Smoked and Barbecued Turkey Legs:
- 1/4 cup apple cider vinegar
- 1/4 cup honey
- 1/4 cup water
- 2-3 tablespoons lemon juice
- 1/2 cup BBQ dry rub seasoning
- *** 1-2 cups hickory wood chips
Combine mixture well and pour over turkey legs. Marinate up to 3 days. To smoke them soak your hickory chips at least 40 minutes. I smoked mine in the oven on this day because it was raining and unpleasant. If your lucky enough to have great weather absolutely try it on a charcoal grill or standard smoker.

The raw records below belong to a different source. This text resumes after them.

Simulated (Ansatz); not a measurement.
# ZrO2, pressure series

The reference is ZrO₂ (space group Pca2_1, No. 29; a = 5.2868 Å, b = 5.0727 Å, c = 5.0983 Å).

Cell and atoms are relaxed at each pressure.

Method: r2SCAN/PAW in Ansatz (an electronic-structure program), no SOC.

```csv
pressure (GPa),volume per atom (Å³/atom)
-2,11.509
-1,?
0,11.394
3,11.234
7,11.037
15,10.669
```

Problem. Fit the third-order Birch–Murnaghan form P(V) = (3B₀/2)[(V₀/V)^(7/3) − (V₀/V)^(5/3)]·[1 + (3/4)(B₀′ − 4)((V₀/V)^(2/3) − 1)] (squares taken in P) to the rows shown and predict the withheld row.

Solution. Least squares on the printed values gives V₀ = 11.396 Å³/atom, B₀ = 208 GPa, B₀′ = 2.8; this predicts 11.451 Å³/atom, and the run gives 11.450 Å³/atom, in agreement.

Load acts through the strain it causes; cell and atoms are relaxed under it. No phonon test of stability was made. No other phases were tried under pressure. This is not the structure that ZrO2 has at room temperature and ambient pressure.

Oven method: Scatter soaked wood chips out on a baking sheet, I used a “scrap” pan that I use soley for steam when I make bread. If you don’t want to risk ruining a pan purchase a single use aluminum type pan. Place the chips under the broiler or torch until smoldering. Once the chips are smoking well you can put the legs in to smoke. Set the oven to 250 degrees. Drain the legs (reserving the liquid for your barbecue sauce) Place the turkey legs on top of a cooling rack on top of a sheet pan. Smoke for 2 hours. Flip over and cook an additional 2 hours. If your chips don’t seem to be smoking still periodically broil them. Last 20 minutes apply barbecue sauce.
- Reserved marinade
- 1/4 cup boiled cider, or cider reduction (about 1/2 cup cider reduced by half approximately)
- 1/2 cup ketchup
- 2 tablespoons whole grain mustard
- 2 tablespoons brown sugar
- pepper and hot sauce to taste*
Combine in a sauce pot and bring mixture to a rapid boil, since poultry was in this you want to be 100% sure to heat it properly. Once the mixture has boiled reduce to a simmer and simmer until its reduced by half approximately. Keep warm for turkey legs.